I watch and remind him that he needs breaks too.

I watch as he is an easy target for others. A scapegoat. He is big. He is outgoing. He is friendly. He is handsome. He can handle himself, but this mom sees deeper than his words. I see the pain in his heart when people do him wrong.

He is a spoiled Momma’s boy and not afraid to admit it. He even had to be forced from the womb after being a month late. He was the only child that God let me grow. He is an exceptional son having to overcome some seemingly insurmountable problems.

We are friends. We probably message each other as much or more as anyone else.  We look forward to conversations with each other.

Some might think we hate each other because we LOVE to argue. He’ll say the opposite just to get me going on something. Some see it as a comedy routine but recently someone thought he was being disrespectful. I really doubt he was. I can count on one hand the times he has disrespected me. Each time he knew immediately he made a mistake.

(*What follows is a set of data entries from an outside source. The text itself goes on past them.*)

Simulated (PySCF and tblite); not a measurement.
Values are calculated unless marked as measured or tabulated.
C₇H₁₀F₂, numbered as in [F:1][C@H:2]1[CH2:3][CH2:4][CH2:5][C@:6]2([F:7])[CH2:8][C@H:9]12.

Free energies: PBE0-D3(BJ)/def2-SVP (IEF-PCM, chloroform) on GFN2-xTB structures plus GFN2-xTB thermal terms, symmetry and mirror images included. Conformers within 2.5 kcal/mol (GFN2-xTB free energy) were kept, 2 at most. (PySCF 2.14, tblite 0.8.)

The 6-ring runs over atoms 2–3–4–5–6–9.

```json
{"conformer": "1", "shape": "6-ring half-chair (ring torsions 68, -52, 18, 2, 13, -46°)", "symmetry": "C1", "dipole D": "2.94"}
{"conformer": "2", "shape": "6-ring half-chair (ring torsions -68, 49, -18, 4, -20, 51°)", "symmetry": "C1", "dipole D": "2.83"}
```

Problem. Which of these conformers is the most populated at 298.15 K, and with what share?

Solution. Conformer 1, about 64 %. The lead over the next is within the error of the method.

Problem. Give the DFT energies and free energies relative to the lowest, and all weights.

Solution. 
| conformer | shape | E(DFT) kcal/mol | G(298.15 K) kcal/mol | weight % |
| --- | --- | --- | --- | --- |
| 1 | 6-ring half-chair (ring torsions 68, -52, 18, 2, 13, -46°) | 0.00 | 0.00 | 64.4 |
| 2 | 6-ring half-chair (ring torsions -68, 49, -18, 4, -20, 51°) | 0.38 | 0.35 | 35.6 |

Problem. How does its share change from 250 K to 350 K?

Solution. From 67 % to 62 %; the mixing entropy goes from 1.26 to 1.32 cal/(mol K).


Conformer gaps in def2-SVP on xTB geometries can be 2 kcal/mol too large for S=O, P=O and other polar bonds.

We share a home. We get into fights. If you have ever seen the movie Hancock where Will Smith finds the other one “like” him and the fight is on. https://youtu.be/tqmbgqyc1bc  That’s like Billy and I. Sometimes our arguments escalate. Not often but they do. I’m always going to win because I’m the Mom. (Let’s keep that a secret.) That’s why our occasional arguments get so bad. I’m not talking about a physical fight. My son has far too much respect for me to ever hit me. I do still smack him though. I’m sure it feels like the equivalent of a mosquito bite, but it satisfies me. I won’t let him get the last word in an argument and he is SO MUCH LIKE ME, that he wants the last word. I’ll give him the last word if it’s “Yes, Mom.” We always work through it. Always. https://youtu.be/6Rzs1Mkdy8A?t=13

I could see how maybe from the outside our arguments might appear disrespectful but there is nearly a 100% chance we are playing around. If anyone is ever not sure please ask. There have been far too many assumptions that cause heartaches.

He is often misunderstood. He’s a hillbilly living in a very different place from what he grew up in. I love him so deeply and don’t want people to keep thinking he’s a trouble maker. He does have a big personality and he can’t go anywhere without many people calling out to say hi. In one year he knows more people than I have met in my own hometown.

He has his problems, don’t we all. No matter though I am still very proud of the man he has become. Loud mouth and all. I like how he doesn’t care if people like or dislike him.  Most do like him. He is funny and a good story teller. But he is a take me as I am person. He doesn’t put on airs like so many, me included.

I don’t care if people like or dislike if they are basing their choice on facts and not hearsay. Hearsay hurts. It hurts reputations, destroys families, alienates friends. Makes moms cry. 

He is very intelligent. Like me, he is an avid reader and can read 800+ words a minute with comprehension. His vocabulary is extensive even if he gets pronunciations wrong, I mean c’mon….hillbilly has an entire language of its own.

He is kind and thoughtful when he is not busy. If he’s busy, best to just let him be busy and focused. And that is not a bad thing.

He cooks and cleans!!

He can build anything he sets his mind to.

He can even do many of his own car repairs.

He cuddles his kids and gives them extra remotes so they can “play” games with him. He takes them to the park. He lets them be kids.

He has a child with autism that when I watch them interact makes me unbelievably proud. Why? I can’t do it. Never could, probably never will. Doesn’t mean my grandson isn’t loved or treasured, just that my son is way better at dealing with issues that arise. Autism takes a special person to deal with it and he does it so well.

He’s a hard worker.

He pays the bills.

He strives to be early or on time.

He lives with his sick widowed mother on purpose. How much love does that take?

These are just a few of the things that as a parent we try to teach our children and pray we didn’t mess it up too bad.

I have watched him so many times lately with my heart breaking that I just want him to know how very thankful I am to have him for a son. I am so proud of the man he has become. I’m doing this publicly because I want everyone to know how wonderful he is too.


Unknown said…
It's so good to see you back Robin. I'm Marcia who spoke with you so often of facebook. You disappeared. Life made us both into new people. Online I appear under my mother's name... because she's gone and I'm close to her.
I've journaled all my life, see it as both the way out and the way through. Transformation becomes transcendent. You still touch others in showing your own way.